What on earth was “stomp, clap, hey” music?
They say that nothing is more uncool than what was popular a decade and a half ago. You can see this in the otherwise tedious Emerald Fennell movie Saltburn. The film was purposefully set in 2006, 15 years before the year it was written in, 2021. One of the movie’s few high points is how it presents that era’s tastes, from the highs of Sophie Ellis-Bextor’s peerless ‘Murder on the Dance Floor’ to the lows of the ever-present ‘Make Poverty History’ wristbands.
We’re now nearly half a decade on from Fennell’s scriptwriting process. It’s been fascinating to see that time period go from tastelessly old to tastefully retro. Everything from indie sleaze to old-school grime has become fashionable again. There’s even a dubstep revival coming along, if you can believe it. Today, we’ve got an entirely new kind of music to point and laugh at from 15 years ago.
By 2010, the indie rock boom of the mid-2000s had lurched headfirst into the stagnant fen that was landfill indie. We’re talking Viva Brother and Palma Violets, and don’t let anyone ever tell you that “landfill indie” is an unfair name for underrated music; I was there; it was wank. However, there was a legitimately pretty exciting strand of guitar music coming up from under the radar and into the mainstream.
Those guitars were no longer cheese-wire telecasters strapped up to some indie boy’s nipples. In fact, they were acoustic. The first wave of this folk-pop came as a more or less direct response to the indie-rock movement. The peak of this movement came in February 2008, when the only artist covered here who’s still a relevant figure in the year of our lord 2025 released her debut album.
Who made folk music cool?
Laura Marling’s debut album Alas, I Cannot Swim, along with her second album I Speak Because I Can are still two of the best albums of this whole time period by anyone you care to think of. Literate, mature and sometimes devastating, Marling made being a folkie cool in a way that it hadn’t been in years and record labels scrambled to capitalise.

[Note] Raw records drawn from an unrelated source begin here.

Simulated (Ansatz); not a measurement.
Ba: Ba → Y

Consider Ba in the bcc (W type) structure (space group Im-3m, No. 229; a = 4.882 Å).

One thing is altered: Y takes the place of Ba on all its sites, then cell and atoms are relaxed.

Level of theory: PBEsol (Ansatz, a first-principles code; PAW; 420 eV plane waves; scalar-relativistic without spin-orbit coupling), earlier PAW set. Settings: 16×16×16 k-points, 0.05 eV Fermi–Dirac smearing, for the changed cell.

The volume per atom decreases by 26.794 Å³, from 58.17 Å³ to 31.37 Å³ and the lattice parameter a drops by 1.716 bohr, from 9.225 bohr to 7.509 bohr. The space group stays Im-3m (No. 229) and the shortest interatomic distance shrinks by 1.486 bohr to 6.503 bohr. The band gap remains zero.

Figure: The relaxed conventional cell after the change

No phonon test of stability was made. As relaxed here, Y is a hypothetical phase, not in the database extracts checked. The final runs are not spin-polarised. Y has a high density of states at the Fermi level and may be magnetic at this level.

One of those attempts to capitalise came from Noah and the Whale and their debut album Peaceful, the World Lays Me Down. Their catchy, unassuming brand of indie folk flew in the face of a music world desperate to shove The Pigeon Detectives down everyone’s throats. It also brought this scene of stark, austere folkies closer to the image of so-called “stomp, clap, hey” music that we know today as making music that was essentially just indie-pop with a few more mandolins.
Then, we get the big one. Laura Marling’s drummer, Marcus Mumford, began writing some songs of his own. He thought they were pretty decent, and a badonk-alonk zillion people agreed. With hits like ‘The Cave’ and ‘Little Lion Man’, for a brief period, Mumford & Sons were the hottest band in the world, breaking America like it was absolutely nothing by fusing rousing pop hooks with stirring, banjo-led hoedowns.
To any young person who might be reading this here article, you’re just going to have to take my word for it. This was legitimately popular and, in a lot of circles, pretty cool. I know, I know, lame barely covers it. Their astonishing success was the moment that saw American record labels rooting around for any photogenic folk pop bands they had down the back of the sofa in an attempt to replicate their success. Perhaps as a way of setting the record straight, after the most commercially successful Americana musicians were a bunch of privately educated, English poshos.
What America found was arguably the ultimate “stomp, clap, hey” band, in the sense that they released the song that has all those things in it. The Lumineers actually formed in Denver, Colorado, a few years before any of the previously mentioned bands. Their first single, ‘Ho Hey’, caused a stir on social media upon its initial release and over the course of the year, became a sleeper hit, climbing to a peak of number three on the Billboard Hot 100.
This moment led to the commercial success of bands who, mere years earlier, were respected indie lifers. Edward Sharpe and the Magnetic Zeroes, Bon Iver and Arcade Fire would have mainstream breakthroughs more or less as a direct result, along with countless other rootsy, sincere singer-songwriters that today read as naive to the point of ignorance at best and hopelessly passé at worst.
Give it another five years, though, and we’ll all love it again. Then, ten years after that, we’ll have to explain “Brat Summer” to the next generation. What with how dumbfounded some of the current generation is already about it, best of luck with that.